Below are comments made by Publisher Ricky Mathews and Executive Editor Stan Tiner regarding the Pulitzer Prize gold medal for service journalism awarded to the Sun Herald on Monday:
Ricky Mathews comments:
The following are comments made by Ricky Mathews, publisher of the Sun Herald, following the announcement that the Sun Herald won a Pulitzer Prize gold medal for service journalism:
"It's been a hell of a journey, you guys, and this is the ultimate honor.
Most of the employees see when they come here a videotape that says you are the Sun Herald. What that means to all of us is that the newspaper ultimately and the employees who work here are a reflection of the community. We do a great job when people who are reading our paper see themselves in our newspaper.

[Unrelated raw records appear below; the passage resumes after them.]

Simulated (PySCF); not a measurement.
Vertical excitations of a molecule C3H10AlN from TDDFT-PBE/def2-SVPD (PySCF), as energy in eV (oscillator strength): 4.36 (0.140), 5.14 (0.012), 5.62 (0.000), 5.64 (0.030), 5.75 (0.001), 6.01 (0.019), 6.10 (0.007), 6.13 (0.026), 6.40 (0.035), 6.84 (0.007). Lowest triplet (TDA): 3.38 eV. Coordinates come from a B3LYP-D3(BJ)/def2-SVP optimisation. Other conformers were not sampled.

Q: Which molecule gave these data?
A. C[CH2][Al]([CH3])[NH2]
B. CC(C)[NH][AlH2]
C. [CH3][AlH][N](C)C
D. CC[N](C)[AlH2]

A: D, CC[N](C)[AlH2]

They have done so in the wake of Hurricane Katrina.
There couldn't be a better honor than to know that and to be recognized by some of the best newspaper people in the country for saying that we have been a reflection of our community: the pain, the joy, the unbelievable agony and everything that comes with that. We will, as Stan pointed out, arise from this terrible situation."
"I said to the group this morning if we were to win this, I think our best journalism is still ahead of us because this Sun Herald is in a community that has never been in the situation that we're in right now. We're in no man's land. Economically, we're going to be OK. Socially, we're going to have some big challenges ahead of us.
The newspaper's role in making sure that all the people of South Mississippi move forward, I think will be on us for many years to come. That delights me to know that this newspaper is that engaged in the process.
Thank you, all of you, and congratulations for your leadership in all the newsroom. Let's accept this honor with absolute humility and in appreciation."
Stan Tiner's comments
If I could turn back time and somehow remove August 29, 2005, from history and take away all of the enormous pain and loss suffered across our beautiful Coast I would do so. But I cannot.
So I look back across the fog and chasm of the months since and I remember not just the death and devastation, but also the courage and the spirit, the love and the hope, and the many, many helping hands that pulled us from the rubble to begin the journey to a future that we are traveling each day with sweat and dignity.
As soon as the great flood receded that epic story unfolded. Katrina had changed our lives forever but the Sun Herald's staff accepted their personal losses with grace and immediately began to tell South Mississippi's story to the world.